Two powerful earthquakes shook the Pacific island nation of Vanuatu on Sunday, but police said a tsunami alert passed without incident. No injuries or damage were immediately reported.
Australia's Emergency Management Office had initially warned that the quakes, measuring magnitude 7.2 and 6.0, could generate a tsunami affecting Vanuatu's outlying islands, a police spokesman said.
"So far there is no ... tsunami reported from the southern part of Vanuatu," police deputy commissioner, Lieut. Col. Arthur Caulton told The Associated Press, adding that the time for a tsunami was "well over."
Earlier, emergency officials had moved coastal residents to higher ground.
"There are no reports of injury or damage" from the quakes, felt throughout Vanuatu's southern islands, Caulton said.
The larger earthquake struck at 11:40 a.m. (0040 GMT) and was followed 28 minutes later by the second, the AP reports.

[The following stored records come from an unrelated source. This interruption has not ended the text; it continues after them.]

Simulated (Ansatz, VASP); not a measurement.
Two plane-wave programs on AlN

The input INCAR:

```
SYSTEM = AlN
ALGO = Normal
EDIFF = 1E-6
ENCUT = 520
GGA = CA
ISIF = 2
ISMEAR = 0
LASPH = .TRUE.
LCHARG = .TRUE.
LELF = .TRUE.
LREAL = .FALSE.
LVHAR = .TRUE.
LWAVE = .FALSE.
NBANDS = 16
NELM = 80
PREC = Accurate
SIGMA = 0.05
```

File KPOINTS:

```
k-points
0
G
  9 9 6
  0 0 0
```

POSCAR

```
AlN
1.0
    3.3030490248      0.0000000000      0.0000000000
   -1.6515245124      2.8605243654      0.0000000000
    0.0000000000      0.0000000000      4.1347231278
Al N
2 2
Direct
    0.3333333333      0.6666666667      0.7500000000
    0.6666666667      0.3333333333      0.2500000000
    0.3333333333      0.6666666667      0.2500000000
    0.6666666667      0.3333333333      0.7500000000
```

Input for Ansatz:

"We experienced a little bit of movement (in the capital, Port Vila), but not as destructive as might be expected," police captain Arnold Giro said earlier.
The stronger quake was centered 335 kilometers (210 miles) southeast of Port Vila, but only 115 kilometers (75 miles) south of the small volcanic island of Tanna. It was 7.5 kilometers (4.7 miles) beneath the earth surface.
The smaller quake's epicenter was 355 kilometers (220 miles) southeast of Port Vila and 140 kilometers (85 miles) south of Tanna, according to the U.S. Geological Survey. It was centered 11 kilometers (6.9 miles) below the surface.
Caulton said the police operations center and the nation's Disaster Management Office would remain on full alert for the next 12-18 hours.